One of my favorite sayings in baseball is as follows: "In order to be a good ball player, you either have to be an idiot or a genius." I didn't really have a choice between the two...
Growing up I was an extremely analytical kid. Since I can remember, I've always been logical and rational, attempting to solve my problems with reason. When it came to baseball, especially during my high school years, I had no other choice but to outthink my opponents. In Little League, I was one of the most naturally talented athletes on the field at all times. When I got to high school, however, kids started to grow - and I didn't. Baseball players left and right began passing me up, and I ended up getting cut from my junior varsity high school team.
When you're not one of the best players on the field, it is hard to get coaches to give you much of their attention. I didn't stand out, and coaches hardly paid attention to me. Most of what I learned during high school ball was self-taught through various Youtube informational videos and batting practice thrown by my mother.
I took the same mindset with me to college and beyond, using logic to find advantages over every pitcher and coming into every game with a plan. After all, I would've rather been over-prepared than under-prepared. Because of this painstaking process, I greatly reaped the benefits during my later years, making quick adjustments from at-bat to at-bat, increasing my productivity in all facets of the game as a direct result of the hard work I had been putting in over the last decade.
In high school, I was an idiot. After adversity hit, I was forced to become a "genius." So what does that saying mean?
I don't remember who I heard it from. It was kind of just one of those sayings that stuck out to me. It definitely makes sense. Face it: baseball is hard. As a hitter, you're expected to fail 70% of the time. Anything above that is considered well above average. Given this fact, most of us are faced with adversity at the plate over 70% of the time, much of it being self-inflicted given all of the bad at bats we take, all the bad pitches we swing at, and all of the times we get ourselves out by coming up to the plate with a negative mindset. The mental side of the game can weaken even the strongest of minds.
When adversity arrises, there are two ways to respond. You can either be an idiot, or a genius.
An idiot would respond to adversity by not responding. They are simply not smart enough to understand the problem solving process that goes into overcoming an obstacle. Oftentimes, however, the act of not responding helps the idiot avoid shooting himself in the foot by getting in his own head and overthinking himself into a performance funk.
The bigger problem the idiot faces, however, is having no solution if the adversity continues to persist. Sometimes failure requires an adjustment and, when we don't have that adjustment, we succumb to failure.

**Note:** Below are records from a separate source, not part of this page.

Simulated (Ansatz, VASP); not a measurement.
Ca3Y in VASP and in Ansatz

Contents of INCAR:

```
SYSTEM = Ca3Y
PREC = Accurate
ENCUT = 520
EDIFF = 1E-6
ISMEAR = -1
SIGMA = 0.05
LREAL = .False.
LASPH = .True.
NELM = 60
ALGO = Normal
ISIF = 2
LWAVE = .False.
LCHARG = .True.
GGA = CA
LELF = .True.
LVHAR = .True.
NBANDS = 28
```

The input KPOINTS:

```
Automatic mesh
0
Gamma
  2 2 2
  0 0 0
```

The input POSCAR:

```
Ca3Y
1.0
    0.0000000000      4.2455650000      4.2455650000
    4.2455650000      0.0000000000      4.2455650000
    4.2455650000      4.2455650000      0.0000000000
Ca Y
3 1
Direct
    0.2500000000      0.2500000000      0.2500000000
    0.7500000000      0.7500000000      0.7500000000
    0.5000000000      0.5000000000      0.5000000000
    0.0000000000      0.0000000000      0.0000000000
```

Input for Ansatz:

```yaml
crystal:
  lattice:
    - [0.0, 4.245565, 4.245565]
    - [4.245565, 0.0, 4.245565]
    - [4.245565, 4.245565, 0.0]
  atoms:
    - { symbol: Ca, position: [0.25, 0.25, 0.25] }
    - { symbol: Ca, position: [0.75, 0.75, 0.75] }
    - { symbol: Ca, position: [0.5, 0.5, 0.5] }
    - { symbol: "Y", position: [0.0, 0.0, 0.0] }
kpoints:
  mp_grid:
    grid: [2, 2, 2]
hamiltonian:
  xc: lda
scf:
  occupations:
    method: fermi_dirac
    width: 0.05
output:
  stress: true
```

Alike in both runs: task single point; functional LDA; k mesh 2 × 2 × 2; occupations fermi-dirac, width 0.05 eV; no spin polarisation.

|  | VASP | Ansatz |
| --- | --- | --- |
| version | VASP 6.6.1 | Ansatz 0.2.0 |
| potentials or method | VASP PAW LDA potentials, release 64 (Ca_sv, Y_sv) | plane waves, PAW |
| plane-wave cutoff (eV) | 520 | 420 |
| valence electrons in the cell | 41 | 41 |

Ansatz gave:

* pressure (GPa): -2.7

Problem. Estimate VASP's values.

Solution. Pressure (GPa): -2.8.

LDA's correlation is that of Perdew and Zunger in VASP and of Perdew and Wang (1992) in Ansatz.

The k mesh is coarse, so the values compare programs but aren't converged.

The genius, on the other hand, chooses the difficult road. They solve their problems with solutions. A genius treats everything as a learning opportunity and longs to become an expert in their craft. When adversity hits and they don't respond the right way, they absorb it, learn from it, and move on.
I don't want to sound vain and proclaim myself a genius, but I certainly wasn't an idiot. Because my talent alone couldn't take my career to where I wanted it to go, I had to be a problem-solver, which helped me learn more about the game and myself as an athlete.
Now on the other side of my career, I'm thankful everyday that I chose not to be an idiot.